January 17: Hartford Becomes America’s First Steam-Powered City

 

On January 17, 1901, the city of Hartford took its first step into the steam-powered future with the delivery of a state-of-the-art steam turbine-powered generator.  The massive 90,000-pound machine arrived on a custom-designed railroad car following a long journey from the Westinghouse Machine Company of Pittsburgh, Pennsylvania, where it was manufactured as a special order for the Hartford Electric Light Company.  After the machine was offloaded in downtown Hartford near Asylum Avenue, a team of engineers carefully offloaded it onto a series of rollers and slowly moved it — as gingerly as if they were moving a house — to HELCO’s Pearl Street power plant.

The generator, which HELCO employees nicknamed “Mary-Ann,” was designed to augment — and eventually replace — the series of hydro-electric generators that HELCO had been using since the 1870s to power the city of Hartford.  With the city experiencing a rapid increase of both commercial industry and population in the late 19th century, demand for electricity soon threatened to outpace supply, and so HELCO decided to gamble with installing one of Westinghouse’s steam-turbine generators — technology that was so new, it hadn’t even been tested yet.

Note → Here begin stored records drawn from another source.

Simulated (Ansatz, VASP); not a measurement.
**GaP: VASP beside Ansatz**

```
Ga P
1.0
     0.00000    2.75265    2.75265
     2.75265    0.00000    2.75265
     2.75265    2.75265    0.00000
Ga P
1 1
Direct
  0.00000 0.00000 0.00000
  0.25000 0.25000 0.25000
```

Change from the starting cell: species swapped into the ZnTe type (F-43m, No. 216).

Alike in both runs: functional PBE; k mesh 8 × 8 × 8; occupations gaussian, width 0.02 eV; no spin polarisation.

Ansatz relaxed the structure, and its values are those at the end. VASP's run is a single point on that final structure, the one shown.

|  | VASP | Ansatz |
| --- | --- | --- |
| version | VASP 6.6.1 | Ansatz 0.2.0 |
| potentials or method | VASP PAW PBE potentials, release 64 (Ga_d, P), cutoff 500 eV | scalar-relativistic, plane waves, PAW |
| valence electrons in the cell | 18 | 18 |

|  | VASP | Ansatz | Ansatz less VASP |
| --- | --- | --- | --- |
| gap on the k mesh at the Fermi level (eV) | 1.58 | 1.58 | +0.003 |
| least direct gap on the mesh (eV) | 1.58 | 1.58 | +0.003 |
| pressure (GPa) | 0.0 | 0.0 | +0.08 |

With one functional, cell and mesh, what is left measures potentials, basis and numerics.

A photo of the state-of-the-art steam turbine generator “Mary-Ann” at the Hartford Electric Light Company. (Connecticut Historical Society)

After Mary-Ann was manufactured and shipped to Hartford, it took several months for her to start producing electricity as engineers worked out quirks in the turbine’s design and became familiar with its operation.  Perhaps the most unexpected discovery was that Mary-Ann would require a water supply equivalent to the entire Connecticut River to operate at capacity.  To solve this problem, engineers constructed three massive cooling towers that would re-collect expended steam and condense it into reusable water, greatly reducing the demand for fresh water from the Connecticut River.  Finally, in early October, engineers “flipped the switch” and Mary-Ann sprang into operation, making the Hartford Electric Light Company the first public utility in the United States to generate electricity using steam power.  A gamble on the technology of the future paid off, today in Connecticut history.